Artists, record companies lose $2.7 billion revenue annually because small business stream music from personal accounts at cafes.

Your Local Cafe Is Probably Streaming Music Illegally
People sit inside a cafe in Buenos Aires, Argentina. (Photographer: Erica Canepa/Bloomberg)

(Bloomberg) -- Artists and record companies lose $2.7 billion in revenue annually because small business owners typically stream music from personal accounts at cafes or barber shops rather than a commercial-use license.

Music makers earn a lot more when their tunes are aired in restaurants, stores and other business venues to help drum up extra trade. Consumer streaming services, such as from Spotify Technology SA and Apple Inc., don’t include those rights, according to a Nielsen study.

“Personal music services are not designed for business use, which means music makers get less money than they should,” Nielsen said in the report, which was commissioned by Swedish Muzak streamer Soundtrack Your Brand AB.

The market for business background music is worth as much as $5 billion globally, less than a third of the size of the consumer market, but it has much better margins. Consumer streaming has become the music industry’s largest source of growth in the past few years, but small and medium-sized business have by and large used consumer services illegally.

Andreas Liffgarden and Ola Sars, co-founders of Soundtrack, are hoping the Stockholm-based startup can replicate the success Spotify had in weening consumers off pirated music or illegal streaming, but in commercial settings. Spotify owns a minority stake in Soundtrack.

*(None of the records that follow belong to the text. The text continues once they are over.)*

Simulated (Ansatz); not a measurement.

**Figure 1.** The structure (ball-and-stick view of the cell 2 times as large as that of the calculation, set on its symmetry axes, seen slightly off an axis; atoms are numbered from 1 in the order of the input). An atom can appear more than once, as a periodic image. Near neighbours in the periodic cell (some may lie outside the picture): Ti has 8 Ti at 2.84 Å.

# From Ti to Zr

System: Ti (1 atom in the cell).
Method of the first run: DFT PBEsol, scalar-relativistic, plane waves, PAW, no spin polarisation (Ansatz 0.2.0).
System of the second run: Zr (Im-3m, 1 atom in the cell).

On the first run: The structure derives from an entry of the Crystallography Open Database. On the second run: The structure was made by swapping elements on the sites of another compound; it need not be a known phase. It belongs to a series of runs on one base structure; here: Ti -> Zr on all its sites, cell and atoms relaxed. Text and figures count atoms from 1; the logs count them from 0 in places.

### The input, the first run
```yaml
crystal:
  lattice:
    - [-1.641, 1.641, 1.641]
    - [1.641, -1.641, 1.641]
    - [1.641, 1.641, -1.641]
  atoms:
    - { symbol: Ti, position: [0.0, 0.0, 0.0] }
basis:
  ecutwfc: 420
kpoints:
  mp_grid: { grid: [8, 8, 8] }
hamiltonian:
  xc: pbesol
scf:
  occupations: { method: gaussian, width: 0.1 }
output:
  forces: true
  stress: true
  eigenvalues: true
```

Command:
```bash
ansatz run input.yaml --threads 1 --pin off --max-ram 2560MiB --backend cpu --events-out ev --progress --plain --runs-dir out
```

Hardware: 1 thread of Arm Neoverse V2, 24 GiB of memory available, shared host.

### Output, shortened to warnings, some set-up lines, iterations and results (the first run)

Nielsen Music interviewed about 5,000 small-business owners in the U.S. U.K., Sweden, Spain, Italy, Germany and France and found that 83 percent of those that play background music incorrectly use personal accounts. Nielsen estimates 21.3 million businesses use consumer services globally, costing artist billions in lower payouts.

A cafe or a shop pays about $35 a month for a commercial license, compared with about $10 for a consumer service.